Where are all the Girls?

Boys dominate Jones’ only computer science class


POWERFUL Patricia Guerrero ’17 codes in Computer Science. Photo courtesy of Olivia Landgraff ’18

Seven-that is how many girls one would find in Exploring Computer Science, a class of twenty-seven.

Taught by Justin Huang, Exploring Computer Science covers a wide range of topics, including website design, data analysis, programming, and robotics.

“There is definitely [a] science and math aspect of it. You have to focus a lot and look for tiny mistakes, it’s very detail orientated. You’re learning something important for the future,”  said Olivia Landgraff ‘18.

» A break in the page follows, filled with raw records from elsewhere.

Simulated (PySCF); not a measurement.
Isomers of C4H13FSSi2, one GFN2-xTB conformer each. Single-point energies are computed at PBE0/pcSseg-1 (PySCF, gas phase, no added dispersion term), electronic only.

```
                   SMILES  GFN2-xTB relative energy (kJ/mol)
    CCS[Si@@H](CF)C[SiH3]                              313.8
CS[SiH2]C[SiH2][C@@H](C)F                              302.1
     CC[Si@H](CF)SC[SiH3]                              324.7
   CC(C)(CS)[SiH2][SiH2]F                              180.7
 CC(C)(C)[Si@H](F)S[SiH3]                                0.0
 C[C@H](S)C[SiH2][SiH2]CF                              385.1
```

A ratio of boys outnumbering girls in a high school computer science class is not obscure, but is quite common in the United States. The New York Times reports that just 0.4% of all female college freshmen state that they intend to major in computer science, while a 2014 National Science Foundation study shows how women make up only 18% of computer science majors today.

“The underrepresentation of women in the industry makes it seem like a field that girls would not be interested in because they don’t see many people like them in the field,” said Huang.

The idea that computer science is not for girls is another possible reason as to why so few girls are enrolled in the class.

“Girls are told that they can’t [be] or they’re not supposed to be computer scientists because it’s like a boy’s job,” said Luisa Bryan ‘17.

Many students have not been exposed to computer science, which might be a reason for why there are few girls taking the class.

“There might be a miscommunication about what computer science is. The message that computer science being something only for  men, or for certain people, [could] be communicated and so a person might not even think to approach that field,” said Huang.

If the class is offered next year, students hope to see more girls behind the computer screens.

“There is no reason why it shouldn’t be equal for gender. The fact the many boys take it shouldn’t be a roadblock,” said Jack Quinn ‘17.

Girls currently taking the class want to end the belief that computer science is only for boys.

“Defeat the stereotype!” said Landgraff.